What is YA?

I was looking at my bookshelves the other day, and I’ve got quite a few YA books which got me thinking – what is YA?  There are many poorly defined categories but nothing hold a candle to how poorly clarified as “young adult” or teen fiction.  What the heck is teen fiction?  How is that defined? What makes a YA book different than any other book?  And, really, defining a young adult novel is very subjective – what one person calls teen another might not.  There are no clear rules, no cut and dry answers in defining what a book is, but there are some general elements most people will agree are needed to classify a YA novel.

First, it’s a category NOT a genre.  YA is a classification and there are many genres that exist within the broad boundaries: YA science fiction, YA romance, YA dystopia (really a sub-genre but whose getting that specific?), YA realism.  The list goes on.

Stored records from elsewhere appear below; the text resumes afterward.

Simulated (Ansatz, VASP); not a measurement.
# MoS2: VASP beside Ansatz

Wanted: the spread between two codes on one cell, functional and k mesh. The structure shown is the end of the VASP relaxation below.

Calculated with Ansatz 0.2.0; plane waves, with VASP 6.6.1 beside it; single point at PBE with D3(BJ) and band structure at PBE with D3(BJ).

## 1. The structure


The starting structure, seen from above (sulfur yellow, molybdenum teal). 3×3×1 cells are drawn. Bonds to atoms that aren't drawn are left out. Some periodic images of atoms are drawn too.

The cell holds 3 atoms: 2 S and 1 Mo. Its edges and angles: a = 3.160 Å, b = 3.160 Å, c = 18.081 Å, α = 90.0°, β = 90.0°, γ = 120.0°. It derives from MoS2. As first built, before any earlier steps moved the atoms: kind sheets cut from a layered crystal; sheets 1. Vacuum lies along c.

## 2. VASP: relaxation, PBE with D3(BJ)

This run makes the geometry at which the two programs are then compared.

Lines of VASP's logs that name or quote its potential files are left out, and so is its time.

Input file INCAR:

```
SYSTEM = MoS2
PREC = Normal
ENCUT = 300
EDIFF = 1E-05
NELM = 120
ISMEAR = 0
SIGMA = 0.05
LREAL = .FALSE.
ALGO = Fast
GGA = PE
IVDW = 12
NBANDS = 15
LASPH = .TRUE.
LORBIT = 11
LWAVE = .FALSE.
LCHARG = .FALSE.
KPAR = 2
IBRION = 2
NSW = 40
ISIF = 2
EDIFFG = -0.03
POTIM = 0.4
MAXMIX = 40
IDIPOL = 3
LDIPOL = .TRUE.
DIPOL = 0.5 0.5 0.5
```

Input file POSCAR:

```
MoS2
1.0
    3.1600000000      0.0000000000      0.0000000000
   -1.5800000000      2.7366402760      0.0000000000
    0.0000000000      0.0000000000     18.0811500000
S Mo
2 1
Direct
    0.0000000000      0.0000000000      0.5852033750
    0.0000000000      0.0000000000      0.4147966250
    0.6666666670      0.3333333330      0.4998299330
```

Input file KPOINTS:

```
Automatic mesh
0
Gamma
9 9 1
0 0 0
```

Second, when looking to identify a YA novel consider the audience.  I’ve referred to this category as YA/young adult/teen fiction for a reason – the main audience is teen, 12-18, that does not mean you can’t read a YA book if you’re 28.  According to this study approximately 55% of YA readers are not in that target audience, not reading a book just because of where it’s shelved is one of the stupider reasons I’ve heard in a while.  Basically, the YA audience is 12-18 but anyone who wants to read a YA book should.  Really that’s about it – the one generally accepted qualifier for this category.

There’s a much longer list of what YA is not.  YA is not giggly romance.  YA is not (just) John Green (much as I love him there is a much wider variety).  YA is not just for girls.  YA is not crummy writing (although the category has its fair share).  YA is not just Twilight and the Hunger Games.

I know that’s an incredibly broad definition for a category but I did say in the beginning that YA is very subjective.  Some people will argue that A Tree Grows in Brooklyn is a YA book because it tells a classic coming of age story for a young adult, while others will argue that while Francie (the protagonist) falls in the “teen” age group the book is geared towards adults and therefore not a YA book.  I wish I could draw a line in the dirt clearly defining what is and what isn’t YA but I don’t think that can be done for this category.